Beginning in an ANCOP village in Metro Manila, this project will put poor communities in the forefront of solar energy by becoming solar power producer to the distribution utility such as MERALCO. This project allows the poor to be the first to use Feed In Tariff (FIT), a mechanism that would encourage the use of renewable energy..
Because of incentives provided by the Philippines’ Republic Act (R.A.) No. 9513 or the Renewable Energy Act of 2008, the generation of electricity for and by the “poor” in ANCOP villages through PV systems is a viable source of livelihood for the villagers. The project would provide steady source of income and opportunity for ANCOP to create more villages alleviating homelessness and poverty in the Philippines. The way to accomplish this is through what is called Aggregate Metering (AM). The ANCOP village can install more solar panels for the purpose of selling the extra power to the distribution utility at the FIT price. AM has the same effect of combining net metering and micro scale project at FIT rate.

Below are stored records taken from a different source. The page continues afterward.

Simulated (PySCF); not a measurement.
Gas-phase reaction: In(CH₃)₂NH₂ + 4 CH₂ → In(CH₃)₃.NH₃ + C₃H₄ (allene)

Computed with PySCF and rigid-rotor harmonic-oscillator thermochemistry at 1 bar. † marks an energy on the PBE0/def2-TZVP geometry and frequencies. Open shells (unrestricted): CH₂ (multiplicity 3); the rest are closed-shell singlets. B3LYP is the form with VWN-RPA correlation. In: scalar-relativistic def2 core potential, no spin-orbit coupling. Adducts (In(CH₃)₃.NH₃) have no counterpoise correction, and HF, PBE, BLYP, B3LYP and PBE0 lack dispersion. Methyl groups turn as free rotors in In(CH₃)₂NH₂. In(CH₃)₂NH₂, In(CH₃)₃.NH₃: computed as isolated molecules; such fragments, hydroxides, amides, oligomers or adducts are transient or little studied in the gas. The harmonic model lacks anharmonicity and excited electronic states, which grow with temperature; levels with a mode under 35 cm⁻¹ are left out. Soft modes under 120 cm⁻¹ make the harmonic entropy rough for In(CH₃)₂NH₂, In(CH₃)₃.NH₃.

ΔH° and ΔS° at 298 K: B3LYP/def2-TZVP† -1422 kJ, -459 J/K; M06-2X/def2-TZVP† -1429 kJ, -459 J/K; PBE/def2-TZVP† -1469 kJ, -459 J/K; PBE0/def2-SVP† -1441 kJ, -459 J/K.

Market potential for aggregate metering is great as the business model can be duplicated by several non-profit villages and for-profit subdivisions all over the Philippines.
The installation of PV systems for this project will have competitive ROI because quality but less expensive materials (PV panels, inverters, wirings, etc.) are available world wide, especially in China, Japan, Korea, and Philippines. Labor cost will be reduced by minimizing high-priced consultants and maximizing participation of local trainees and workers. Salary of three Philippine foremen, for example, is approximately $1,000, which is only 1/10 of a consultant who may be priced at $10,000/month. Participation of volunteer expatriate-consultants will be sought and encouraged. Typical contractor’s mark-ups will be minimized.
Combining the two revenue systems above (net metering and micro solar farm), the expected income of a 172 KW village will be approximately $162,808.00/year (7,000,744.00 pesos/year).
The customers and beneficiaries of this project are the villagers-producers, the poor and rich people of the Philippines who need to be independent from foreign oil, and all inhabitants of planet earth who need to have clean land, water, and air.